Intel, the world's biggest manufacturer of semiconductors and computer chips, needs a lot of water. The company's Chandler, Arizona, facility specifically uses millions of gallons every day to wash the silicon wafers that are eventually made into the processors that can be found in laptops, servers and other computing devices. Once they do this, the water contains a great deal of salt that would make it undrinkable for humans, but the company purifies the water and sends it back to the aquifer where it originally came from.
According to Bloomberg Businessweek, Intel recycles 5 million of the 9 million gallons it uses daily. This is important given that Arizona is currently experiencing a 14 year drought that is the worst it has dealt with in 100 years.

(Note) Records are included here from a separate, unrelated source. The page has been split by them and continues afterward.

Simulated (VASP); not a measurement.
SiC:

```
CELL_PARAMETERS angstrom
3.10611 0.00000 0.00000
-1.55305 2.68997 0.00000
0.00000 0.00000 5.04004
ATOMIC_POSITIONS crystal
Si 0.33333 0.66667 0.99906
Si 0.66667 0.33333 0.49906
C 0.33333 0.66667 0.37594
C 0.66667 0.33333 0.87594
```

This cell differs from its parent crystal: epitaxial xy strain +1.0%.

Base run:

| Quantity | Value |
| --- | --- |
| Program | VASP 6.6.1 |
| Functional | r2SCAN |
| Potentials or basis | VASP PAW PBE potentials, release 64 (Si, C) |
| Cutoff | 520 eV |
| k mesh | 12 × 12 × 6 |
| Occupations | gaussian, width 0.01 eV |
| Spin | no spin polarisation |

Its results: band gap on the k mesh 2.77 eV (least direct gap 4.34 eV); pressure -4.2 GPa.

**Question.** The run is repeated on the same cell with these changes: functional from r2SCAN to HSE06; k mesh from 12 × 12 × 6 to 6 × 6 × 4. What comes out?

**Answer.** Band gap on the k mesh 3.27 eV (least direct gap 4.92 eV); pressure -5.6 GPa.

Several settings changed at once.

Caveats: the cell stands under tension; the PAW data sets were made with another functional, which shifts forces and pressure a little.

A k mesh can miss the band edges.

Efforts like this are important because often, business advocates cite environmental sustainability efforts as an impediment to economic growth. Making companies operate with environmental responsibility, they say, puts an undue burden on those firms that are "creating jobs" for the rest of us. But Intel has as much to lose from a dwindling water supply as do residents of Chandler and other areas of the Sonoran desert. If it cannot maintain a stable water supply, the company would have to close up shop and move somewhere else, an expensive undertaking that would harm its productivity and public image – not to mention the community that depends on its facility for jobs.
Other major corporations, such as PepsiCo and SABMiller Plc, have also implemented water recycling programs, further proving that this isn't just a trend limited to small firms, but a major effort by the world's biggest companies to make sustainability a priority.